Last week, we highlighted the enormous differences between vice presidential nominees Sarah Palin (R) and Joe Biden (D). Most people are saying that Barack Obama chose Biden as his running mate to compensate for his own lack of experience. After all, Obama has been in the Senate since only 2005, while Biden has been a senator since 1973, when Obama was 11 years old. But few in the Senate have as much experience as Biden in attacking our Right to Keep and Bear Arms.
Just like fellow Democrats Edward Kennedy, Charles Schumer and Dianne Feinstein, Biden has voted for, and actively pushed, major anti-gun bills, including those:
- Banning semi-automatic firearms;
- Banning hunting, sporting and self-defense ammunition;
- Banning magazines holding more than 10 rounds; and
- Imposing a waiting period on handgun sales.
Biden also voted against the law that prohibits lawsuits designed to bankrupt law-abiding firearm manufacturers and dealers. And he voted against the confirmation of Supreme Court Justices who support the Second Amendment, and voted for the confirmation of Justices who do not.
The Brady Campaign sums it up in a straightforward fashion: "Senator Biden has been a consistent supporter of the Brady Campaign." According to the gun prohibition activist group, "Senator Biden was a key player in the fight for the federal assault weapons ban that passed in 1994. He also worked hard for passage of the Brady Law (sic)."
To hear Biden tell it, though, that's only half the story. Last year, during a debate with Obama, Sen. Hillary Clinton, and other contenders for the Democratic Party's presidential nomination, Biden said, "I'm the guy who originally wrote the assault weapons ban."

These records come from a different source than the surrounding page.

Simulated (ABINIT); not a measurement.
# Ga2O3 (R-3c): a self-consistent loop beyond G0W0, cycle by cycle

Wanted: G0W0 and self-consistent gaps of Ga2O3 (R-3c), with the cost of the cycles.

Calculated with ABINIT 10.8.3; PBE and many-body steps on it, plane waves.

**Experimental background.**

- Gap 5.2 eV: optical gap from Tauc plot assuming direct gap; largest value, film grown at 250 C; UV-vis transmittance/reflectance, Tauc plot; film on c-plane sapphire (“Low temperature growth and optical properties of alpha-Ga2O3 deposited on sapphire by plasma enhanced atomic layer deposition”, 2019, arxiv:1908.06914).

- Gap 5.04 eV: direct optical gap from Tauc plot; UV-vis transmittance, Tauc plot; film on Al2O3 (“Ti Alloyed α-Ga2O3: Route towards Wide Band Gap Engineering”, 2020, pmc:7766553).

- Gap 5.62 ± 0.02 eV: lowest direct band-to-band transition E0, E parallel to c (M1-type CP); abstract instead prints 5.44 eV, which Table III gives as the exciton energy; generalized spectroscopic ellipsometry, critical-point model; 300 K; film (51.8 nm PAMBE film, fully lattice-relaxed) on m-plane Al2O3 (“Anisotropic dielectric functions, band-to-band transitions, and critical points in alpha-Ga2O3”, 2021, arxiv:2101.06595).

Now, on the one hand, Biden has been faulted in the past for claiming credit for others' work. In one instance, the Washington Post reported, Biden "lifted five pages from a published law review article and used them in his 15-page paper for a legal-methods course" in college. He also plagiarized British Labor Leader Neil Kinnock in a speech before the National Education Association, and similarly "failed to attribute to the late Sen. Robert F. Kennedy a lengthy passage . . . in a speech he gave to the California Democratic Party."
But Biden almost told the truth about his role in the "assault weapon" issue. Indeed, though Sens. Howard Metzenbaum (D-OH) and Dennis DeConcini (D-AZ) had authored earlier bills, Biden introduced an "assault weapons" ban in Congress five years before the Clinton gun and magazine ban was imposed. In 1989, a Biden bill (S. 1970) proposed to ban the Colt AR-15 and eight similar firearms as "assault weapons," and authorize the Secretary of the Treasury (in reality, the then Bureau of Alcohol, Tobacco and Firearms) and the Attorney General to recommend to Congress any other firearms, regardless of type, to be banned as "additional assault weapons."
To this day, Biden doesn't merely support a ban on "assault weapons" and standard-capacity magazines holding more than 10 rounds, he actively pushes it. In the current Congress, another Biden bill (S. 2237) proposes to renew the Clinton ban on roughly 200 makes and models of semi-automatic rifles, shotguns, and handguns on the basis of things like the shape of their grips, and on ammunition magazines that hold more than 10 rounds, regardless of the kind of firearm in which they are used.
The Supreme Court's recent ruling in District of Columbia v. Heller—the case that overturned Washington, D.C.'s handgun ban—offers two more insights into Biden's position on the Right to Keep and Bear Arms.
First, Biden has been in the Senate long enough to vote on the confirmation of all nine justices now on the Court. Biden voted to confirm only one of the five justices who ruled against D.C.'s handgun ban in Heller, and he voted to confirm all four justices who believed D.C. could ban handguns without violating the Second Amendment.
Second, before the case went before the Supreme Court, more than 300 members of Congress signed a legal brief supporting the Second Amendment and opposing D.C.'s handgun ban. Biden, like Obama, refused to sign the brief.
While the Obama campaign wants voters to think that Joe Biden complements him, bringing a different perspective to the Democrat ticket, the reality is that both candidates have long records throughout their careers of not merely of going along with gun control, but originating and pushing the anti-gun agenda aggressively. It is fair to say that if Barack Obama is elected president, Joe Biden will be the most anti-gun vice president in American history.